Building on this claim, the literature on L2 production provides evidence that geminates are difficult for L2 learners and are produced in a nonnative-like manner. Specifically, geminates are prone to hypoarticulation (e.g., Almutiri, 2015; M. S. Han, 1992; Hayes-Harb & Masuda, 2008; Sorianello, 2014), hyperarticulation (e.g., Harada, 2006; Mah & Archibald, 2003), or both hypo- and hyperarticulation (e.g., Cordero et al., 2018). For example, Han (1992) found that fluent American ELs of Japanese had difficulty producing geminate-singleton contrasts in a native-like manner, where the overall geminate-singleton stop closure ratio for fluent American ELs of Japanese was 1.84 on average, smaller than that of native Japanese speakers (2.83). Similar results were found with the production of Italian geminates by German-speaking, Spanish-speaking, and British-speaking learners of Italian whose proficiency level in Italian ranged between A2 and B2 according to the Common European Framework (Sorianello, 2014). Using a spontaneous conversation task in that study revealed that all learners had smaller geminate-singleton ratios than the Italian control group. Similarly, studying beginner and advanced English learners of Arabic, Almutiri (2015) showed that advanced English learners of Arabic produced longer geminate durations (172.9 ms) than beginners (159.3 ms), where the former had smaller geminate-singleton ratios than Arabic native speakers (1.76 and 3.52 for L2 learners and native speakers of Arabic, respectively). In addition, Hayes-Harb and Masuda’s (2008) study found that while inexperienced English L2 learners of Japanese were not able to produce geminates in Japanese, experienced English L2 learners of Japanese hypoarticulated the geminates in comparison with the native speakers, in a production task.
Although the latter studies provide evidence for the hypoarticulation of geminates, geminates have also been shown to be hyperarticulated. For example, Mah and Archibald (2003) found that after four months of Japanese classes, the participant, an English-speaking learner of Japanese, had larger geminate-singleton duration ratios than those of native Japanese speakers, in a reading task. In addition, Cordero et al. (2018) have provided evidence for both hypo- and hyperarticulation of geminates in the imitation of Italian geminates and Cuban Spanish geminates by native speakers of Colombian Spanish. Geminate length (the absolute duration of a segment) in Cuban Spanish was the main predictor of the type of production, where longer geminates were hypoarticulated and shorter geminates were hyper-articulated.

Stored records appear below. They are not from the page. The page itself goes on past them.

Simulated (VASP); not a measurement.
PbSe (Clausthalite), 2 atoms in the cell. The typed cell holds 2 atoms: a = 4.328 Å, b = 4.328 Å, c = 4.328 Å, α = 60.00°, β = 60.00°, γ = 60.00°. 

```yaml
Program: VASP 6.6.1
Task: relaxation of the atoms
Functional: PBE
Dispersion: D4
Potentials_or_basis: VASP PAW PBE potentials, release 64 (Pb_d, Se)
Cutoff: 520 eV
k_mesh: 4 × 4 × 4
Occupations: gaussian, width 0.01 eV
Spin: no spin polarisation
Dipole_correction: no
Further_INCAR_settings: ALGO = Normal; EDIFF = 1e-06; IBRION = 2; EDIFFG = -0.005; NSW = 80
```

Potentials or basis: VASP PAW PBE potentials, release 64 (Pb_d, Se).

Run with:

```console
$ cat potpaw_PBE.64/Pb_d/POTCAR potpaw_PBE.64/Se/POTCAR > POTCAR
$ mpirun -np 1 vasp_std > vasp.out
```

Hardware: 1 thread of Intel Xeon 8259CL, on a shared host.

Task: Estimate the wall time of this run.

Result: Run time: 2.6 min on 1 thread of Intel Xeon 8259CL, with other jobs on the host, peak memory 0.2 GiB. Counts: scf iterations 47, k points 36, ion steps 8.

Together, these studies thus indicate that L2 learners whose L1 lacks a length contrast may have difficulty producing geminates in a target-like manner. Moreover, geminates are either hypo- or hyperarticulated or both hypo- and hyperarticulated by L2 learners in production. In addition, advanced learners may outperform beginner learners in geminate production, although their production may not be target-like.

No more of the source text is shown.